Region | Iraq
Tikrit under curfew after Al Qaida prison break
Iraqi authorities imposed a vehicle ban and a curfew in a city north of Baghdad Thursday after more than a dozen suspected Al Qaida militants climbed through a ventilation duct and broke free from jail.
Tikrit: Iraqi authorities imposed a vehicle ban and a curfew in a city north of Baghdad Thursday after more than a dozen suspected Al Qaida militants climbed through a ventilation duct and broke free from jail.
Police officials said security forces were scouring the city of Tikrit, 150 kilometres north of Baghdad, for the fugitive prisoners, some of whom had been sentenced to death for working with Al Qaida.

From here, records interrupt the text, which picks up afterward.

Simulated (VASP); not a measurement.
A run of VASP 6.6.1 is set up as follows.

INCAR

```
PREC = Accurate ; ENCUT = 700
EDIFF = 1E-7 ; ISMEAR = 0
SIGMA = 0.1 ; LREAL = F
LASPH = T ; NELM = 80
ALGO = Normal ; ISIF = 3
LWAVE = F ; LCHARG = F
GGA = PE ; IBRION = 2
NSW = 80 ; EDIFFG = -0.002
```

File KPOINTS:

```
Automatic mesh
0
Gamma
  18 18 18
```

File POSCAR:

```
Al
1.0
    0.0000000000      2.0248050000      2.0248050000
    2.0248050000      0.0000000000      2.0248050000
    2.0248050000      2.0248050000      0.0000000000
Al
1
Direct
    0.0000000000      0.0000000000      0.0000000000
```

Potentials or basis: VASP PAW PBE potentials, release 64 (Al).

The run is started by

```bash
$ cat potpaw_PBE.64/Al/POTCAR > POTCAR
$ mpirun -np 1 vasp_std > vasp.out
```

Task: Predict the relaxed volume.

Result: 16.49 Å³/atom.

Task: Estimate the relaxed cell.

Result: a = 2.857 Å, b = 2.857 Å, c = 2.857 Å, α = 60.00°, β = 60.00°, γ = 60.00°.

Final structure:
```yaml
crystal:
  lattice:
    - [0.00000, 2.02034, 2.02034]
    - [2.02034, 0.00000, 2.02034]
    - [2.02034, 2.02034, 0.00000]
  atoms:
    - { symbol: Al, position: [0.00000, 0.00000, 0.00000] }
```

The escape, in which at least one local official said police may have played a role, raises additional questions about Iraq's security forces and its penitentiary system as US troops prepare to withdraw from the country by the end of 2011. One of the men who escaped on Wednesday evening was recaptured by Thursday afternoon, police said, but 15 others remained at large.
The men had been convicted of various crimes, including murder, kidnapping and planting roadside bombs.
One of those still missing was Waleed Ayash, an Al Qaida leader accused of killing police and civilians in the town of Dhuluiya in Salahuddin province. Guards discovered the escape during their rounds in the local jail and found a ventilation duct that had been left open in the main inmates' hall.
A senior official in Salaheddin province's security operations command told journalists that the escapees had probably received assistance from officials within the province's prison system.
"It is clear there was cooperation with specific groups that helped them escape. Probably one of the officials helped them," said the official, who declined to be named.
In the aftermath of the escape, the head of the province's police anti-terror forces, Colonel Mohammad Salah Al Juburi, was fired by the provincial police chief, a police source said.
Interior ministry spokesman Major General Abdel Karim Khalaf said that several provincial security officers responsible for prisoner surveillance were arrested in connection with the escape, but he declined to specify how many.
The province's governor, police chief and other senior officials held an urgent meeting yesterday morning over the prison escape.